Photo © Vincent Pontet

Bill Viola, Tristan und Isolde

October 18, 2018

Author

newsroom

Photography

Vincent Pontet

A production

Opéra National de Paris

Director: Peter Sellars

Video: Bill Viola

Costumes: Martin Pakledinaz

Lighting: James F. Ingalls

Last September, Opéra national de Paris brought back to the stage its 2005 production of Tristan und Isolde featuring video art by Bill Viola and directed by Peter Sellars.

The production originates from The Tristan Project which dates back to 2004 when Peter Sellars took to the Los Angeles Walt Disney Concert Hall the three acts of the Wagner opera performed in a semi-staged version. Each act was performed on a different evening. The performance was complemented with videos by Bill Viola projected on a screen hanging over the orchestra.

The following year, the project took the form of a complete opera performance, staged at the Opéra Bastille in Paris. The production has had several revivals in the following years and was again on the Paris stage last September. 

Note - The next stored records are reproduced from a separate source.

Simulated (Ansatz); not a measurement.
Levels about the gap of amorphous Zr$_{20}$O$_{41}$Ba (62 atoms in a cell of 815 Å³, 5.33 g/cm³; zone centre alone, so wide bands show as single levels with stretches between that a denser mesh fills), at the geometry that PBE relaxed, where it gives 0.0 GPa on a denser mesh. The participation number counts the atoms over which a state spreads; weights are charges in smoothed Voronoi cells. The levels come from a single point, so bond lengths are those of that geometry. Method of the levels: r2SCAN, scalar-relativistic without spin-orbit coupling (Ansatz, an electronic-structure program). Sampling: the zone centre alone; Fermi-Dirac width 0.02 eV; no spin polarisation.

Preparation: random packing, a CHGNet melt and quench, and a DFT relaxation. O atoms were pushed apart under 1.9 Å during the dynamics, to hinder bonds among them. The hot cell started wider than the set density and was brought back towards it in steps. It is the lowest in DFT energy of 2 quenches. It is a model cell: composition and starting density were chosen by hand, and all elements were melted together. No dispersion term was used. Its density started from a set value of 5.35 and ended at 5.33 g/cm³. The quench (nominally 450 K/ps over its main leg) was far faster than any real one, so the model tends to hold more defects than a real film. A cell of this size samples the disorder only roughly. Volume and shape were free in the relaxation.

Bill Viola, Tristan und Isolde | © Vincent Pontet / Opéra national de Paris
Bill Viola, Tristan und Isolde | © Vincent Pontet / Opéra national de Paris

The set is dominated by Viola’s video art. The images do not illustrate or represent the story directly. They create a world parallel to the stage action with a symbolic function, as inner reflections of human consciousness in the state of surrender to all-consuming love. 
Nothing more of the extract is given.